Hello Again Josh,
The goals of my post were as follows:
- to establish clearly that compatibility is not the only thing that
the community cares about (it also cares about "progress")
- to determine whether Keith acknowledges this fact
We were clearly told by the board years ago, that stella-progress was going to come in Squeak 5.0. In fact squeak 5.0 would have more progress than you could shake a stick at. They were so confident of this fact that at one point they cancelled 3.x development altogether.
It is common for open source projects to maintain two branches, the red/blue pills, the blue/pink planes etc.
Squeak 5.0 is the place for progress, 3.x is the place for stability. Simple as.
So as an application developer, I don't want progress that does anything at all to rock the boat, I want stability increases and speed improvements month on month that is all. Anything else is not progress, its a pain in the rear.
Fonts and traits I can do without. I have nothing against progress that has been thought about, and tested fully and is optional for me to load. (its called a package, every innovation can be delivered as a package, even a changeset can be delivered as a loadable package)
Every innovation in the "3.x stable plane" should be developed, tested, COMPLETELY FINISHED and made loadable into 3.10 (and 3.9) since they are practically the same, so that all legacy code in 3.10 and 3.9 continues to work and there are no surprises.
"trunk" is the pursuit of random "progress", on the fly, hacking, without thinking in advance, and without making the knowledge available in a usable form for anyone who is not in the "trunk" fork, and without a continuous testing framework. Trunk is purposefully a fork away from (3.9 and 3.10) And I cant tell my clients what is coming in 1 months time let alone a years time.
If you want progress without compatability, go and nag Craig, who said he would deliver Squeak 5.0 18 months ago. Andreas should have supported, worked with and annoyed Craig, not me. All of "trunk" effort should be producing 5.x on top of spoon, not 3.x.
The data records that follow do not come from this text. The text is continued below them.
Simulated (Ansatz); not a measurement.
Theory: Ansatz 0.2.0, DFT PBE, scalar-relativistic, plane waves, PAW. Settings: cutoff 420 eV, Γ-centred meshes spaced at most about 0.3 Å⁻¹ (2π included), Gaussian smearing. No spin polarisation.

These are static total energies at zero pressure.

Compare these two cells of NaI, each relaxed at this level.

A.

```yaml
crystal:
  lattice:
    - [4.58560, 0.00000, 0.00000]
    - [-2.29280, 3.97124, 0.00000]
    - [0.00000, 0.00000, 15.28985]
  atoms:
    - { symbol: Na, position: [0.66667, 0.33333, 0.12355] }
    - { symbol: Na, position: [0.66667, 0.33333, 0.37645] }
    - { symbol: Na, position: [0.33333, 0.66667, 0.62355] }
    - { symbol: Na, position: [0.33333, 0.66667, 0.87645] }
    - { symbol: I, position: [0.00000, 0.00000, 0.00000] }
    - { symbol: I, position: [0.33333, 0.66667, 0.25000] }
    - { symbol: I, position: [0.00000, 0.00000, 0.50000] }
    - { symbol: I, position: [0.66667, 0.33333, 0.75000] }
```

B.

- to determine whether Keith acknowledges this fact
- if so, to determine whether his approach may address the issue in
some way that I missed
So yes I think you missed the point of my belief that we are supposed to be supporting squeak as a professional development product with a professional attitude.
Currently the attitude is, release the image, forget about it, and move on to the next release, which will probably not be compatible with the previous one, and definitely will not have a migration path for you, sure we might fix some stuff but if you want to use it, you have to take all the pain of keeping up.
3.10 as a release should be a stable supported release, with fixes and improvements that do not break compatibility or continuity in 3.11 3.12 etc etc. The 3.x team is responsible for providing 3.x-1 users a migration path, and the easiest way to achieve this is to make all 3.x- innovations, optional loads into 3.x-1. Its not hard, its just a matter of making the choice not to group-hack.
So when a professional developer starts using 3.10, he is continuously supported, with bug fixes, managed in a bug fix database, and new versions, all of which maintain compatibility.
So the board's first responsibility is to support the existing users of squeak, by making sure that the maintained version is maintained, and "progress" occurs within the capabilities of the existing users. I do not have the ability to load closures into 3.10 on my own, this is a serious issue. By not insisting that closures are loadable into a raw 3.10 the board is letting me down.
Secondly they want to make a brand shiny new product, to attract new users with new flashy capabilities. However, it is absolutely stupid to use one as a club to kill the other.
Given that the "trunk" is not providing the migration path, it is a year away form being ready for me to use, and there is no ongoing support for me as a 3.10 user. I am very concerned that squeak was a bad choice to make as a development tool, that I had the cheek to sit in meetings with clients and say, its ok, we can develop stuff and it will keep going for years to come.